Sprint Nextel (S), which has been bleeding valuable contract wireless customers for well over a year now, continues trying to find a leadership position -- any leadership position -- and it is banking (again) on the growth in prepaid wireless to salvage its future. After it's acquisition of Virgin Mobile earlier this year, the company is set to introduce a $25 "Beyond Voice" that will give prepaid customers 300 minutes and all the messaging and data they can eat.Sprint is apparently going for the prepaid data-user market here. That is, kids who text 24 hours per day and those who check Facebook status like it's going out of style. Oh, and that may make a phone call from time to time. Sprint's cadre of prepaid brands is now taking on some serious meat. I'm not sure if Sprint has ceded the contract wireless market to AT&T and Verizon Wireless, but it sure is trying to tie in as many prepaid customers as it can with the Beyond Talk brand, the Virgin Mobile brand and the Boost Mobile brand as well.
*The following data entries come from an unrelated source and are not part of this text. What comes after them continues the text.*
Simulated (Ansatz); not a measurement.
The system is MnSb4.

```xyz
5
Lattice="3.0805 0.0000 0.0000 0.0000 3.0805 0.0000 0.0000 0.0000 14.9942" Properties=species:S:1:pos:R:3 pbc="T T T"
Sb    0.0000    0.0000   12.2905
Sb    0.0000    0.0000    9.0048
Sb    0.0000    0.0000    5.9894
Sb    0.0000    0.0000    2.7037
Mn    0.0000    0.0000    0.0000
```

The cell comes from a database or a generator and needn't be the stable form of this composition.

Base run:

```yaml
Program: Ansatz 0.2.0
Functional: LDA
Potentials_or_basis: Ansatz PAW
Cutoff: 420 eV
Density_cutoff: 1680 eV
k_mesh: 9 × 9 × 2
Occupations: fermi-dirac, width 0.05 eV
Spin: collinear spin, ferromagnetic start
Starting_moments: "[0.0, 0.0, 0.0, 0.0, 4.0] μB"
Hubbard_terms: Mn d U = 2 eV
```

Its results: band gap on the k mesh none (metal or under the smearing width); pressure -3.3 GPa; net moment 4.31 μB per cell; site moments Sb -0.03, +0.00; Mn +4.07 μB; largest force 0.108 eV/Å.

The gamble is this: Sprint has to make these new prepaid customer additions (which are quite nice, by the way) as profitable to the bottom line -- and more -- compared to the competition. Sprint can't just hope to offset the loss of more lucrative contract wireless customers by adding cut-rate prepaid customers or its share price won't ever budge to the $5+ level in a sustained way any time soon.
Somehow, Sprint has to stop the bleeding on the contract side and continue adding hundreds of thousands of prepaid customers per quarter -- at a minimum. That, or those who are long on S may not be going anywhere fast. Remember the $20+ days of 2007? Are they to return? Sprint is banking on its continued prepaid assault to see if it can climb out of the deep hole it just cannot climb out of.